Lenders to Essar Steel have asked the resolution professional for information to substantiate the company’s demand for Rs 1,000 crore of fresh working capital loans.
Lenders to Essar Steel have asked the resolution professional (RP) for information to substantiate the company’s demand for Rs 1,000 crore of fresh working capital loans, senior bankers told FE. The company already owes banks close to Rs 45,000 crore, and the Essar Group Rs 1.17 lakh crore.
Bankers said the committee of creditors believes the company can manage without the additional funds. “While the RP has asked us to consider the proposal, we have asked for more information that would explain the need for more credit,” a banker said.

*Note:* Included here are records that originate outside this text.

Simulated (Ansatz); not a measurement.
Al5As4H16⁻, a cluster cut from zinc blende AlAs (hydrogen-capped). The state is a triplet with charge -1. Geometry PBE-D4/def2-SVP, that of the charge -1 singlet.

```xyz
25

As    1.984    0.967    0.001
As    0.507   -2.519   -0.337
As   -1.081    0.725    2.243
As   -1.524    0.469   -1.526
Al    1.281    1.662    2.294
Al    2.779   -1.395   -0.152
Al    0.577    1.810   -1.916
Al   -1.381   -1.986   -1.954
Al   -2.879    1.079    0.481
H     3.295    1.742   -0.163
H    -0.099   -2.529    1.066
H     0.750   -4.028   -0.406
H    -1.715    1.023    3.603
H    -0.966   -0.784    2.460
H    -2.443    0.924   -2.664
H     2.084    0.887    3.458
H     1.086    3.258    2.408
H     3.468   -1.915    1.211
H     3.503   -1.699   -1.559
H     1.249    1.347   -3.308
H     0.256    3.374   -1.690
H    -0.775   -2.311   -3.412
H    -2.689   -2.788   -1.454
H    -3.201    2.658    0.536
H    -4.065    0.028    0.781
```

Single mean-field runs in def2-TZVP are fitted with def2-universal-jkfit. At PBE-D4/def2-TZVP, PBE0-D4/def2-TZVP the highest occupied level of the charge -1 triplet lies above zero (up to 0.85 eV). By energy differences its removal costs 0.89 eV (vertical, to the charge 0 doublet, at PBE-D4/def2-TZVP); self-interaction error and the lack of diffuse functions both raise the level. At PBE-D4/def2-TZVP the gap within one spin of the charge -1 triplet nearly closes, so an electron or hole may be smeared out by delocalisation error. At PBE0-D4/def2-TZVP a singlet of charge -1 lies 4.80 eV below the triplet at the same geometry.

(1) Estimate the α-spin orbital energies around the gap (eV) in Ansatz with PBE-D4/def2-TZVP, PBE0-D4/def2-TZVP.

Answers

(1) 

The company’s management had asserted in the Gujarat High Court earlier this year an 80% capacity utilisation of the plant had led to a 42% increase in the Ebitda (earnings before interest, tax, depreciation and amortisation) in FY17. Prices of steel have rebounded smartly from their lows; currently they are ruling at $600 per tonne compared with $494 per tonne in November 2016.
An email to Essar Steel requesting a comment remained unanswered.
In August, the National Company Law Tribunal had appointed Satish Kumar Gupta of Alvarez and Marsal, India, as the interim resolution professional (IRP). The IRP has since been working on Essar’s debt restructuring plan on behalf of both State Bank of India (SBI) and Standard Chartered Bank. Of the `45,000 crore Essar Steel owes to lenders, Rs 31,671 crore was non-performing as on March 31, 2016.
While SBI leads a consortium of 22 lenders that account for 93% of the company’s debt, Essar Steel also owes around Rs 3,700 crore to Standard Chartered Bank. Essar Steel’s Mauritius-based subsidiary had borrowed from Standard Chartered, for which Essar Steel’s promoters were guarantors.
Banks have been unwilling to give fresh loans to companies against which insolvency petitions have been admitted. For instance, FE had recently reported that lenders to Bhushan Steel were not keen to sanction a fresh loan of Rs 500 crore.
Most private banks have sold their Essar Steel exposure to asset reconstruction companies, taking a haircut of more than 50%; most PSU banks have declared Essar Steel a non-performing asset.
Last year, Essar Steel had requested banks to convert Rs 12,200 crore of loans into preference capital and equity shares. While Rs 9,000 crore was sought to be converted into preference shares, to be redeemed after 12-18 years, the company requested that the remaining `3,200 crore be converted into common equity. For the balance `31, 800 crore, the company has sought a prolonged repayment period.